I thought it was interesting, Barclay, in his commentary, asks the question, “What is this thorn?” He says that Paul suffered from chronically recurrent attacks of a certain virulent malarial fever, which haunted the coast of the Eastern Mediterranean. He talks about one who suffered from it describes the headache that accompanies as being like a red-hot bar thrust through the forehead. Another speaks of the grinding, boring pain in one’s temple like a dentist’s drill. I remember reading that, as I was battling my own head pain, thinking, “I don’t know if that’s what it was,” but it really caught my attention. When Paul says “there was given me a thorn in the flesh,” this wasn’t some minor thing. It really cost him and was intense agony—so much so that he pleaded with the Lord to take it away. 

Dale Johnson: You’re exactly right. I think we can relate to that, where we have issues in our own life and we plead with the Lord consistently, because from our perspective from a human disposition, it seems wisest to us to take away. We think, “Man, I could do a lot of good in life if I could just move through this or remove this thorn.” But instead of removing it, the Lord actually gave Paul a promise. Can you describe what that promise was and how that relates to even us who are struggling? 

Brad Brandt: It’s a two-part promise. Jesus says to Paul there in 2 Corinthians 12:9, “My grace is sufficient for you, for my power is made perfect in weakness.” The first part of the promise is sufficient grace. Whatever you’re going to face, Paul, my grace will be sufficient. My unmerited help. Now again, Paul was made knowledgeable to that from his conversion. He was told how much he would suffer and Paul embraced that. I’ve been preaching through Acts recently at the church. We just went to Philippi, and Paul had the opportunity to put his Roman citizenship trump card to get out of the situation, but he chose not to. 

He really saw that this suffering would be means by which the gospel would go forth. Christ Himself embraced the cross, and then the crown, of course, comes later. Paul saw it that way. You’ve got sufficient grace and then the promise that Jesus’ power, literally, we’ve made perfect in our weakness. We perfected it. It will come to its fullness. When I’m working with counselees that’s such a hope-giving concept. The Lord doesn’t need our strength, what He chooses to work through is our weakness.

And when we lean into that promise, it is a pillow for us to put our heads on. He knows what He’s up to. And certainly we can all testify, when we stop and think about how God has used our weaknesses for His honor in ways we never anticipated.

Dale Johnson: That’s so good. As we talk about the text, I want to encourage our counselors to think about the applications and implications like we’re about to do here. It’s proper for us to consider the truths from Scripture, the promises from Scripture, the commands of Scripture, and meditate well on the Scripture as we study the Word. Then we move into asking, “What are some of those implications? What does this mean in the way that I apply the truth of God’s Word in my own life and as I’m counseling to others?” What are some of those implications for the promises that we can use as biblical counselors? 
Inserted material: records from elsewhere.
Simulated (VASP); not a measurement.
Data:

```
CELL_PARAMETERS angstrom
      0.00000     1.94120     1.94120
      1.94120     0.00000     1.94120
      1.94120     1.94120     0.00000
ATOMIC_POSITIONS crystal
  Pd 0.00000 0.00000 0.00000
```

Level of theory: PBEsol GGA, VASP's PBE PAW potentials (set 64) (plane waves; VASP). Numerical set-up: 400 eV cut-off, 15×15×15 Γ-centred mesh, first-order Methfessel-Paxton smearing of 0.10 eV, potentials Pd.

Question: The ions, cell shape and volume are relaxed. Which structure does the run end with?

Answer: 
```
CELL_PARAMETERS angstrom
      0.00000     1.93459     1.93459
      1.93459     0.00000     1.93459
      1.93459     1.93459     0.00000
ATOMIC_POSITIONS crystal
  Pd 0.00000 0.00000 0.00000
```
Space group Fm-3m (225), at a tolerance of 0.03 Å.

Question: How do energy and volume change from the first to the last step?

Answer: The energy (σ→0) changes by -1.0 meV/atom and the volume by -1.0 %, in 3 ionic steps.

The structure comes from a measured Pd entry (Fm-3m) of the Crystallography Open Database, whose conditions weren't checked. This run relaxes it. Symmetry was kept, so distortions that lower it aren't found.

Brad Brandt: You know, Dale, one of the things that just jumped out of this passage at me was when Paul says, “I asked the Lord three times to take it away.” The implication is he never asked a fourth time. Once that promise was given, it was enough for him to know God intends to use this thorn for Paul (and then extends it to the other weaknesses) for my good and the advancement of His glory in the salvation of people. I think one real practical implication is how we view the problem. How we pray about our problems. There’s certainly nothing wrong with praying, “Lord, would you help me to find a solution to whatever this affliction is?” It may be a doctor’s help, and so forth. I’ve seen 15 different doctors over the years, but at some point it’s important to just lean into the promise and say, “Lord, you can take it away. If you choose not to, I will trust you with this. I trust your sovereign wisdom, this promise. I’ll put my weight into it and make much of you in this affliction.”

On a real practical note, I encourage listeners to get a hymnbook out and sing the hymns. The particular Hymns of Grace hymnbook, put out by the Master’s University I believe. I went through that, just singing a couple of hymns a day. It took several months to go through it. I marked in the back how many hymns talk about pain and suffering—and there are dozens and dozens. What the person is writing is just applying this principle we’re talking about, looking at the cross, Christ’s sufficiency, God’s sufficiency, being very honest about facing this trial, but tying those two together. God has a purpose in my life, and of course we’re living for the life to come. That’s a practical thing that I think is a takeaway. Make it a point to sing to the Lord these great songs of the past that help us internalize these principles we’re talking about. 

Dale Johnson: That’s so helpful Brad, and there’s a lot more certainly that we could say, but I think the point still remains: We should see opportunities that God gives us in suffering, and affliction, and trial, in difficulties. They are a stewardship. It’s not to be internalized—to look inward-focused. Think about how uncomfortable it is. It is for the purpose of stewarding what God enrusts to us for the sake of His glory. That’s quite an investment, quite an entrustment from the Lord, but we can find hope and peace, just as Paul did, in the grace and the promises of Christ. 

Brad Brandt: I just know that someone is going to be listening to this who is in deep pain themselves right now and I would just encourage you, you need heroes you can look to. The Apostle Paul is many things for us, but he’s a hero in terms of how he dealt with this pain. Become a student of great men and women in the past. Read their biographies. How did they deal with their pain?

I just worked through again recently last week a Richard Wurmbrand biography and what he went through, and his wife Sabina. Their works are very helpful, the suffering they endured. Both of them talked a lot about the promises of God and how they sustained them. I encourage you to be a student of the past. Biographies are helpful. Memorize the promises of God, if you’d like some help in that go to wheelersburgbaptist.com. We did a 10-part series on Promises to Live by in the Crucible of Suffering. This is one of the promises, the 2 Corinthians 12 passage, but learn the promises of God and put your weight into them. 

Dale Johnson: Thank you, Brad. This has been so helpful.